Wednesday, July 19, 2023

You must like it (1974)

From the Special 300th issue of The Western Socialist


There is a funny story that once was kicked around against the socialist movement about a soap-box orator who had promised his audience that under socialism everybody would eat strawberries and cream. When an unfriendly heckler protested that he didn’t like strawberries and cream the socialist retorted that under socialism everybody would eat strawberries and cream and like it! There were, of course, two inferences in the answer that were and still are commonly held by those who have a smattering but not enough understanding of socialism and what it is all about. The first of these erroneous ideas is that socialists advocate a society in which everybody receives equal income; the second is that there is some sort of dictatorship that is to compel each and everybody to accept this equality.

The idea of equality in the consumption of goods and services is more than a little ridiculous when one goes into the matter. People have a difference in tastes, for example. 

Some of us like to go fishing and have a use for equipment and clothing that relate to that pastime. Does this mean that everybody will be forced to be consumers of fishing tackle and hip rubber boots for wading in streams? There are those who get pleasure from imbibing in beer. Does this signify that there must be enough beer produced to divide equally among the entire population — at least the entire adult population — and that those who dislike the taste of the brew will nevertheless be compelled to drink it and like it? There are countless examples that come to mind that expose the fallacy of this argument. In fact, socialists have never advocated such obviously ridiculous procedures.

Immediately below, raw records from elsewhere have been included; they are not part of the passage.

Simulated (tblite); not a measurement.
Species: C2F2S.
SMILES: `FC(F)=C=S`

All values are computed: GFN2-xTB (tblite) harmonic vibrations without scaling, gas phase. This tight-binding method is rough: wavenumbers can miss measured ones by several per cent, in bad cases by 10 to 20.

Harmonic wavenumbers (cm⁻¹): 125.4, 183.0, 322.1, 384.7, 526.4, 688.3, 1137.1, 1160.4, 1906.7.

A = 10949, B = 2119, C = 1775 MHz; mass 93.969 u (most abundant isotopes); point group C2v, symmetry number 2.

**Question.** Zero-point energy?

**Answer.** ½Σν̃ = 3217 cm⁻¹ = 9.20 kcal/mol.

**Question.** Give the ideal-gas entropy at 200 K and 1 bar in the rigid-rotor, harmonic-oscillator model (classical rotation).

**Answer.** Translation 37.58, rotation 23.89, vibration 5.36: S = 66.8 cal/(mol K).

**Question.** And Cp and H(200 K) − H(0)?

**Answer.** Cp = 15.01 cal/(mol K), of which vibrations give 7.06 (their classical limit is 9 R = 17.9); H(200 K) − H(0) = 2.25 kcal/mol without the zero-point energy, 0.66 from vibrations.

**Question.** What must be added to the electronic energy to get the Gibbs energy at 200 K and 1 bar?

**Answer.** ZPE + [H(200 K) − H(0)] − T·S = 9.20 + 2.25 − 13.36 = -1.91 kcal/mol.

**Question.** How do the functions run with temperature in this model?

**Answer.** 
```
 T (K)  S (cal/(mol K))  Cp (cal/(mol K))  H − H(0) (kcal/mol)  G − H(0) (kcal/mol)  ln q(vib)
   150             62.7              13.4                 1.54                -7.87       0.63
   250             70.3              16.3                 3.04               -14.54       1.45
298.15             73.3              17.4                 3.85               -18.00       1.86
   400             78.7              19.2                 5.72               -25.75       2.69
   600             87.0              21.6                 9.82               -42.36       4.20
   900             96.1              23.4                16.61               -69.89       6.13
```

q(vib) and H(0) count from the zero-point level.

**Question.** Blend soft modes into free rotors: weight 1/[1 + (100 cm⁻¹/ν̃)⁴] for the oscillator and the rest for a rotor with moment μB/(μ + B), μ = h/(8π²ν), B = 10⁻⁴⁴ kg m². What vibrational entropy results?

What socialists have always argued for is a society in which each man, woman and child shall have free access to all that is produced and this is an entirely different thing. This means simply that the needs and wants of society can be satisfied if production is based upon use rather than upon sale on the market with a view to profit. The only thing that stands in the way of a society based upon production for use is widespread acceptance of or widespread apathy toward private or state ownership of the means for producing goods and services. When a majority of the population understands and accepts the idea of common ownership of all wealth-producing means and instruments and the obvious advantages to all mankind of such a system this majority will certainly take speedy steps to introduce it. When that time arrives there will be, for the first time, a real choice for the voters. No longer will one be compelled to decide which person is best suited to administer an “un-social" social system. For the first time voters will be able to register their approval or disapproval of a system based upon wage labor and capital as opposed to a brand new type of life, a classless society which will make poverty and war impossible.

As for the idea that a socialist world would require some sort of dictatorial apparatus at the top — a minimum of reflection will expose its fallacy. Political power in the hands of a minority can only exist when ownership of wealth-producing property is vested in private or state hands and when scarcity of the things people need and want is the order of the day for most people. Who would possibly want to delegate power over one's very life when right of access to wealth is available? Socialism will transform governments over people into administrations of things and the very thought of being compelled to consume goods whatever one’s likes or dislikes would be unthinkable.